Ethiopia said Friday it has completed the third filling of its mega-dam on the Blue Nile, a development that could raise further tensions with downstream neighbours Egypt and Sudan.
The announcement comes a day after Ethiopia said it had launched electricity production from the second turbine at the Grand Ethiopian Renaissance Dam (GERD) which lies in the west of the country.
"Today as you see behind me, the third filling is complete," Prime Minister Abiy Ahmed said in images shown on state television from the dam site.
"The Nile is a gift of God given to us for Ethiopians to make use of it."
The massive $4.2 billion dam, set to be the largest hydro-electric scheme in Africa, has been at the centre of a regional dispute ever since Ethiopia broke ground on the project in 2011.

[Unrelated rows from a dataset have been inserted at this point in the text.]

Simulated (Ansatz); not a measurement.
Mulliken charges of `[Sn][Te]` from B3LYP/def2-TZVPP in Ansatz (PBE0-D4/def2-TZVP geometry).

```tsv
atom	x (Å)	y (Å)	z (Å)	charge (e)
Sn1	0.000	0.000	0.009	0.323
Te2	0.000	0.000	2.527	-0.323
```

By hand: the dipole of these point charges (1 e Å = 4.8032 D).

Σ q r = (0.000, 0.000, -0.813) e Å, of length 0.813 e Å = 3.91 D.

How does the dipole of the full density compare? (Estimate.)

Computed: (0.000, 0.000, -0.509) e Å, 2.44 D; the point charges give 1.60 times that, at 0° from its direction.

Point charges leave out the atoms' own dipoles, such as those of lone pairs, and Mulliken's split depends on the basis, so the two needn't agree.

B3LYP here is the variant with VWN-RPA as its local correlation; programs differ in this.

There is still no agreement between Ethiopia and its downstream neighbours Egypt and Sudan about the GERD's operations despite talks held under the auspices of the African Union.
Cairo and Khartoum view it as a threat because of their dependence on Nile waters, while Ethiopia deems it essential for the electrification and development of Africa's second most populous nation.
Egypt, which relies on the Nile for about 97 percent of its irrigation and drinking water, last month protested to the UN Security Council about the third filling.
Abiy again sought to reassure Egypt and Sudan over the impact of dam.
"When we set out to build a dam on the Nile, we said from the beginning that we did not want to make the river our own," he said on Twitter.
"We hope that just like Ethiopia, the other gifted nations of the Nile, Sudan and Egypt, will get to utilise their share."
On Thursday, he had called for negotiations to reach an understanding but insisted the third filling was not causing any water shortages downstream.
The process of filling the GERD's vast reservoir, which has a total capacity of 74 billion cubic metres, began in 2020.
"Compared to last year, we have reached 600 metres which is 25 metres higher than the previous filling," Abiy said Friday.
Ethiopia first began generating electricity from the GERD in February. Currently, the two operational turbines, out of a total of 13, have a capacity to generate 750 megawatts of electricity.
It is ultimately expected to produce more than 5,000 megawatts, more than doubling Ethiopia's current output.
Project manager Kifle Horo said Thursday that overall the dam was now more than 83 percent complete and that the goal was for it to be finished in the next two and a half years.
The 145-metre (475-foot) high structure straddles the Blue Nile in the Benishangul-Gumuz region of western Ethiopia, near the border with Sudan.
The project was initiated under former prime minister Meles Zenawi, the Tigrayan leader who ruled Ethiopia for more than two decades until his death in 2012.